In Morales-Santana, SCOTUS Reaffirms Obergefell, Hints that Ted Cruz is a Natural Born Citizen

June 18th, 2017

Tomorrow, I will have a piece on Lawfare about how the Court’s recent decision in Sessions v. Morales-Santana could impact the travel ban litigation. Beyond my errant tea-leaves-reading, there were two other noteworthy constitutional developments in the case.

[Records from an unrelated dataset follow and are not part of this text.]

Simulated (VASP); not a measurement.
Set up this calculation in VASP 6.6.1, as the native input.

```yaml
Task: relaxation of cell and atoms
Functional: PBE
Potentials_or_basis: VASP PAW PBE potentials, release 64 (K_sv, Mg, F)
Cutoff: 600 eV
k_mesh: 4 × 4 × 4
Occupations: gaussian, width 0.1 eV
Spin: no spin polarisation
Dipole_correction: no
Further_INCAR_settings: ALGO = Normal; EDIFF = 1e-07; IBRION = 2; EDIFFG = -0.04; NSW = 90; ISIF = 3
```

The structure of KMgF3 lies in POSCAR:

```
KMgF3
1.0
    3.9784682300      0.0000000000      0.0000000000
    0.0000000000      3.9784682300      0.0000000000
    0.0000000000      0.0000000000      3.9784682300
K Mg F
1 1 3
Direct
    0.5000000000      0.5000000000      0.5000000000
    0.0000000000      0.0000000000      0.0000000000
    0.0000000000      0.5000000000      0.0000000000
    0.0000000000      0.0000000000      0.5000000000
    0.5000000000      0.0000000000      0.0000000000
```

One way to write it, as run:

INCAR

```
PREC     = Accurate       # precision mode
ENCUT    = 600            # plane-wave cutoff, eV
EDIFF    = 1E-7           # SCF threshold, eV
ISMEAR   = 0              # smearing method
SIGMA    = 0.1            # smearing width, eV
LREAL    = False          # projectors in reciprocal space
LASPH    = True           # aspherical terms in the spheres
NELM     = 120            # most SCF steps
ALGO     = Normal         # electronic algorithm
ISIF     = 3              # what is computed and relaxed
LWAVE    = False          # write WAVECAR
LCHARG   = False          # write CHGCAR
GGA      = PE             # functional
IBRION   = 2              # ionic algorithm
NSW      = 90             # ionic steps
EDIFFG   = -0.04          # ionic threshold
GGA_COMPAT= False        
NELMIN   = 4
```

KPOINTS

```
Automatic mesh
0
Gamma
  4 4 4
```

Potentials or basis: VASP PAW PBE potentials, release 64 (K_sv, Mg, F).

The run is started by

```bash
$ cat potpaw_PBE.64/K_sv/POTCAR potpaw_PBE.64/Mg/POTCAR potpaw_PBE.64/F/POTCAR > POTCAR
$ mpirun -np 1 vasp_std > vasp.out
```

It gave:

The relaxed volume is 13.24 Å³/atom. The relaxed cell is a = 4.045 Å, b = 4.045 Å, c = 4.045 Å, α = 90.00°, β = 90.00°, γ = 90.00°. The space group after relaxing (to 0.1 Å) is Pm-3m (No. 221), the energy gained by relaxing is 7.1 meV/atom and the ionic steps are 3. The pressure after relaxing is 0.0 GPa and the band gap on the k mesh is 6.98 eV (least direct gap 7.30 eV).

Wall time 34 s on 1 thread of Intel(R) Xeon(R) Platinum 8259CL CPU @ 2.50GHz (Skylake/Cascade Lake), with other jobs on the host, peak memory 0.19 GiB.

First, without any fanfare, Chief Justice Roberts joined the section of Justice Ginsburg’s opinion where she reaffirmed Obergefell (Justices Thomas and Alito did not join this part of the opinion, and Justice Gorsuch did not participate). RBG wrote:

Moreover, the classification must substantially serve an important governmental interest today, for “in interpreting the [e]qual [p]rotection [guarantee], [we have] recognized that new insights and societal understandings can reveal unjustified inequality … that once passed unnoticed and unchallenged.” Obergefell v. Hodges, 576 U. S. ___, ___ (2015) (slip op., at 20).

The word “today” is emphasized in the original. This is the first time the Court has cited Obergefell since it was decided on June 26, 2015. (Three days later, Justice Scalia cited it, derisively, in his Arizona Independent Redistricting Commission dissent). I am somewhat surprised the Chief did not balk at this citation, as it expressly extends Justice Kennedy’s scrutiny-less rubric to gender-based intermediate scrutiny. This phrase will be quoted over and over again. It is a potential time-bomb.

Second, in a footnote, the Court (perhaps) inadvertently weighed in on the question of whether Ted Cruz was eligible to be President:

When a child is born abroad to married parents, both U. S. citizens, the child ranks as a U. S. citizen at birth if either parent “has had a residence in the United States or one of its outlying possessions, prior to the birth of [the child].” §1401(a)(3) (1958 ed.); §1401(c) (2012 ed.) (same).

This was Cruz’s argument as to why he is a natural born citizen–he was a “U.S. citizen at birth,” though born abroad, because his parents were married, and they had residence in the United States prior to the child’s birth. This footnote was entirely unnecessary to the Court’s analysis. Perhaps it was smuggled in to address the natural born citizen question going forward?